Jeff Sutherland does a good job of summarizing the core perspectives concerning Agile and the delivery of Value. He says, “The Agile Manifesto established a common set of overarching values and principles for all of the individual agile methodologies at the time. It details four core values for enabling high-performing teams. These are:
- Individuals and their interactions
- Delivering working software
- Customer collaboration
- Responding to change”
The core values emphasize people, their interactions, collaboration, and responsiveness to the dynamics of the business environment as the starting points for the delivery of value.

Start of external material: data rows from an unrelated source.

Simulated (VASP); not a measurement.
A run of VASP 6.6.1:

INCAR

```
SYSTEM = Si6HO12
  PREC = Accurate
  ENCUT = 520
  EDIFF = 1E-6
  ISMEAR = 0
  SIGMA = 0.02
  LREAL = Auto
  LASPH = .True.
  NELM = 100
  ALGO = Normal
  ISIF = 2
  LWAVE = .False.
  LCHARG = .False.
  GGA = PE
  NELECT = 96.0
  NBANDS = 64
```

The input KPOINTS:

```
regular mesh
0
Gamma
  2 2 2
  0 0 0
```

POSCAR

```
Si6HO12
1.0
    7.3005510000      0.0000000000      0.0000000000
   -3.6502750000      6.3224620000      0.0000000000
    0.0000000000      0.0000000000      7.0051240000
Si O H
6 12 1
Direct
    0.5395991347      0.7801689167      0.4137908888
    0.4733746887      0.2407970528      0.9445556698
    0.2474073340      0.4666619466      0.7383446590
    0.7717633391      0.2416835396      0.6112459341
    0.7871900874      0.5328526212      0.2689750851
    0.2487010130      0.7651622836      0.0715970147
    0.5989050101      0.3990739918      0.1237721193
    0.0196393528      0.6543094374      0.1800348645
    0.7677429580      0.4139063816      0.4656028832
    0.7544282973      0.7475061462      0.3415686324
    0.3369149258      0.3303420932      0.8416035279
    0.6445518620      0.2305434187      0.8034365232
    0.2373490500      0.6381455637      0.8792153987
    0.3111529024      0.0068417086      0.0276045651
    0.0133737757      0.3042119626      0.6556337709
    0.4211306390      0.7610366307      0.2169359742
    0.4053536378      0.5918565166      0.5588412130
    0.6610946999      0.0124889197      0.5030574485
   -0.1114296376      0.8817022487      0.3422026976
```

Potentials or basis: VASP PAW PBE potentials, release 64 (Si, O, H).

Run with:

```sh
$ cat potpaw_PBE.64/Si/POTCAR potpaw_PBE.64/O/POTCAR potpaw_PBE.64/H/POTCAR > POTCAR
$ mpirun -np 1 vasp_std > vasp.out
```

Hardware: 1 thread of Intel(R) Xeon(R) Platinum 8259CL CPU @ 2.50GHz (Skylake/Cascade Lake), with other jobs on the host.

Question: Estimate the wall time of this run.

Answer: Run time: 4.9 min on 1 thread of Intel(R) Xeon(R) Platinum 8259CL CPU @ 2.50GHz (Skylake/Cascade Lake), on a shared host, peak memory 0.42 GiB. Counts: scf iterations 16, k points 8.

Agile, within the context of software development and delivery, attempts to deliver different kinds of Value, and this may be the start of the confusion. These are at least:
- Respect for persons
- A context of collaboration enhancing the work environment
- Flexibility and responsiveness to reality rather than wish fulfillment
- High-quality work engendering a feeling of satisfaction in the worker and value delivered to the customer
For a business adopting Agile practices, value delivered should be measured.
Business value may be understood in a variety of ways: Increase of income, reduction of cost, and the addition and retention of customers. How would we measure whether Agile was delivering on these goals? Here are some suggestions which will be fleshed out in my next blog posts.
- The business stakeholders must become involved in setting out what they want measured during the project start and then stay involved during the project to measure incremental delivery of what has been termed Minimal Marketable Features. (From Software by Numbers: Low-Risk, High-Return Development)
- Return on Investment (ROI) must be tracked after delivery by someone designated with that responsibility after the delivery of the software. This task is almost always overlooked and I can find no references to a role designated for this.
- Value should be broken down not only by cost reduction or income generation, but also according intangibles delivered to the business like customer satisfaction.
In my next post, I will discuss some proposed tools to capture and promote this viewpoint concerning the delivery and measurement of value produced through the Agile. I will start with a review and discussion of Jim Highsmith’s Value Point method.
Posted on Fri, May 13, 2011
by Dhaval Panchal
This is a variation of “Value Flow” exercise that Sanjeev Augustine did at Scrum Gathering 2009 in Orlando. I found this exercise very useful to demonstrate the benefits of prioritization and lower batch sizes. I have facilitated a variation on this exercise with different learning objectives. Below is a detailed description of how I run this exercise.
Time:
15 – 20 minutes
Input:
- 20 coins of different kinds (1,5,10,25, etc.)
- Secret stash of 20 coins of different kinds (1,5,10,25. etc.)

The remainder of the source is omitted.